Since his departure following the 2008 season, though, the Sun Devils have had difficulty belting the proverbial long ball, lacking playmakers who are threat to break off huge chunks of yardage at any point in a game.
But sophomore Jamal Miles, who like Herring played his prep football at Peoria High, may be stepping into those big-play shoes.
An all-state running back in high school, Miles transitioned to wide receiver during his freshman season, with the coaching staff searching for the best way to utilize the athlete's impressive speed -- Miles was a state sprinting champion -- and playmaking ability. Now, Miles is splitting time between the backfield and several receiver positions, and the coaches are excited about the opportunity the sophomore has to make plays in several capacities on offense.

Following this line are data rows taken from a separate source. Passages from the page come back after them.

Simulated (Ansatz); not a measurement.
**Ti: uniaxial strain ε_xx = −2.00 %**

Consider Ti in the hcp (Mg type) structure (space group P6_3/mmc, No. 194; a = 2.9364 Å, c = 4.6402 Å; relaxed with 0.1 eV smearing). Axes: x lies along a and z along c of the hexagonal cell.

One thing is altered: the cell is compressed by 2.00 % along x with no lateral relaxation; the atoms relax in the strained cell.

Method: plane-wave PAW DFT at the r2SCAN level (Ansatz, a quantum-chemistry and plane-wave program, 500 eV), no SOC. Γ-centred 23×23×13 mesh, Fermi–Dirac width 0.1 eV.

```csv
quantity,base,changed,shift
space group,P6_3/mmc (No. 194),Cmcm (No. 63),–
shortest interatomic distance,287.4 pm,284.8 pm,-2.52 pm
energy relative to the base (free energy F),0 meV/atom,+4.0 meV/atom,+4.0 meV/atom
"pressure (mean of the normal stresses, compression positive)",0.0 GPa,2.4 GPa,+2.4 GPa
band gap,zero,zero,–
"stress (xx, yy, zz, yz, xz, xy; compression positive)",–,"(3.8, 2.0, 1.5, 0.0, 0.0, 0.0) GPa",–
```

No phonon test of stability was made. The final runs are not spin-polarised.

"The thing we really lacked the last few years is a big-play guy," Erickson said. "Whether it was in the running game or the passing game, where you can hit one for 60 [yards] and not have to hit your head against the wall all the time. We have that now. Not just with [Miles] but with a lot of those guys in the run and pass game."
Miles carried out of the backfield and lined up as a receiver during ASU's spring game and April, and he said he is excited about the opportunity to play various roles on offense.
"I like switching between running back and receiver because it gives me the opportunity to get the ball more," Miles said. "I want to get the ball as much as I can."
The coaching staff seems eager to put the ball in Miles' hands as well. As a freshman, Miles became the team's primary kick returner and finished third on the team with 682 total yards.
While he hopes to retain his post on special teams, Miles said he worked tirelessly in the offseason in an effort to contribute in other facets of the game.
His improvement has been evident thus far in fall camp -- as much as it can be before the pads get put on next week -- with Miles juking his way to a number of big runs that earned "oohs" and "aahs" from teammates on both sides of the ball.
"I've been working on my speed and being more physical so I can run through the tackles," Miles said. "I just want to help contribute to this team and get us to the Rose Bowl."
Omar Bolden has been impossible to ignore in the early stages of fall camp. The cornerback has been playing with an added energy he said has come as the result of being pinned on the sidelines with a knee injury most of last season.
At one stage of practice Thursday, sophomore wide receiver T.J. Simpson looked to be in the clear to make a big play after taking the ball on a reverse, but Bolden closed in a hurry from the other side of the field to stuff the play before it could gain ground.
He's also been blanketing receivers during one-on-one drills, making free space and separation by his counterparts hard to come by.
"Omar is the best I've ever seen him and it's not even close," Erickson said. "He's a leader, but he's [also] healthy. He worked his rear end off like all of them did this summer. He looks good."
While it's hard to make full evaluations until players tie up the pads and start increasing the confident, junior Dan Knapp appears to quickly becoming comfortable at left tackle after moving to that spot from tight end at the end of the spring.
Knapp has gained about 30 pounds since the beginning of the year, and his athleticism has paid dividends as he adjusts to his new position.
"He's strong, he's athletic and he can can protect," Erickson said. "The run blocking and all the things he did at tight end are the same. The new thing is pass protecting, and he's so athletic if you watch him in one-on-one [drills] and some of those things, he's awfully good. I'm happy with what I've seen."
Sophomore linebacker Vontaze Burfict missed Thursday's practice with a sprained left ankle he suffered during warmups. Burfict spent much of the session with ice on the ankle, but Erickson said the injury is "not serious" and added that Burfict may miss a couple days of practice.